Monday, June 12, 2023

Classic Literature: The Bruxa: a legend of Portugal


Some time ago I featured the 1863 story the Vampire; or, Pedro Pacheco and the Bruxa by William H G Kingston. This was a remarkable story because it conflated the witch and the vampire mythologies but also because it detailed the bruxa turning into a bat to feed and lull the victim to sleep with the beat of their wings. I used this as an example of pre-Stoker bat transformation and, although my interpretation has been disputed by scholar and correspondent Kevin Dodd, I stick by that interpretation.

This is another story by William H G Kingston, unearthed by Daniel Corrick for his Night’s Black Agents anthology about a bruxa (quotes are from that volume), but this was published in Ainsworth's Magazine Volume 10, in 1846. The story is different, beginning with a historical perspective of inter-dynastic marriage (between Portugal and Leon) that was opposed by the pope, who withdrew Catholic activity whilst his wishes were ignored – and let diabolic forces into Portugal as a result. The story proper, however, follows Josefa, her grand-niece Maria and Maria’s farmer husband Pedro. Pedro offends Josefa and, as a result, the old woman (who was secretly a bruxa) vows revenge.

This revenge takes the form of her tricking Maria into meeting a Muslim (in the text Mahommedan) officer with the view that he will carry her off to the Ottoman Empire and marry her. Maria sneaks out of bed for the rendezvous but has cold feet. Nevertheless, Josefa gets her to the meeting point but it is at the site of a bruxa rite and the officer is actually the devil in disguise. Maria ends up in a bigamist marriage to the devil and she finds herself inexorably drawn to the next rite and, after an orgy, is transformed:

Maria, like the rest of the hapless sisterhood, felt herself changing into the form of a vast bird of dusky hue, claws were on her feet, her arms became wings, and her face was sharp and pointed like a bat” (p95, 2023 [1846]).
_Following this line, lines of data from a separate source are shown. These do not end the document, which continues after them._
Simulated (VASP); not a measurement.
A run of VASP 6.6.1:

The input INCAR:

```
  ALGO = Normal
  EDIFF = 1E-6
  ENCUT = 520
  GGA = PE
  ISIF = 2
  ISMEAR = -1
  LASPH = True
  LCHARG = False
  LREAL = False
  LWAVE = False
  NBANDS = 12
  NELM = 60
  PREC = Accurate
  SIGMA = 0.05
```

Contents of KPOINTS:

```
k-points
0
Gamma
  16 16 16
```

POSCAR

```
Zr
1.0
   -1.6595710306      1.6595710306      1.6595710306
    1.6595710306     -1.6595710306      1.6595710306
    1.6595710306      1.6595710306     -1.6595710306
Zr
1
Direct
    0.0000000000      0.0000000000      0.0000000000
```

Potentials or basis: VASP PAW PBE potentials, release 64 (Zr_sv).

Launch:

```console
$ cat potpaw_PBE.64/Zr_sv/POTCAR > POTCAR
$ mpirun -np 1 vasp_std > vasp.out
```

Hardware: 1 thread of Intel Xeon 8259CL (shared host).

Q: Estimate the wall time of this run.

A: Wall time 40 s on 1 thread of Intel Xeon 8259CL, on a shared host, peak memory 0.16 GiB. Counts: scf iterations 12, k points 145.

Admittedly this conflates bird and bat, but it is later referred to as “her bat-like form” (p98, 2023 [1846]) and one cannot suggest it doesn’t feed into the idea of a bat transformation. In this form she finds herself with “A thirst, and insatiable craving for blood” (p96, 2023 [1846]) and heads to her home, where she feeds upon one of her own children – eventually predating on all three. The attack is pretty darn interesting, again wings are used to fan the victim and keep him asleep and she takes “huge drafts of the life’s blood” (p96, 2023 [1846]) until “nothing remained but an emaciated form of skin and bones” (p96, 2023 [1846]) – she literally sucks the infant dry.

In this story Kingston does not use the word vampire but, as we know he explicitly drew the two forms together in his later story, this is a vampire, and vampiric attack. The transformation is into a strange hybrid but it has a bat-like face and Kingston would hone this into a pure bat shape later. This is the earliest English language version of a bat transformation that I am aware of, I do know of an earlier non-English example but that is in another scholar's pending paper, at the time of me writing this, and so my lips are currently sealed.

Edit 13/6/23: I received the following correspondence from Daniel Corrick "A little postscript to that story, it turns out that Kingston’s piece was plagiarised in the January 24th 1896 issue of Bow Bells under the title “The Vampire-Mother,” without the framing device of the Papal ban (and relocated to Spain) and with all references to “bruxa” replaced with “vampire” or “vampire witch.” Obviously fifty years on the vampire = bat idea was sufficiently embedded in popular imagination."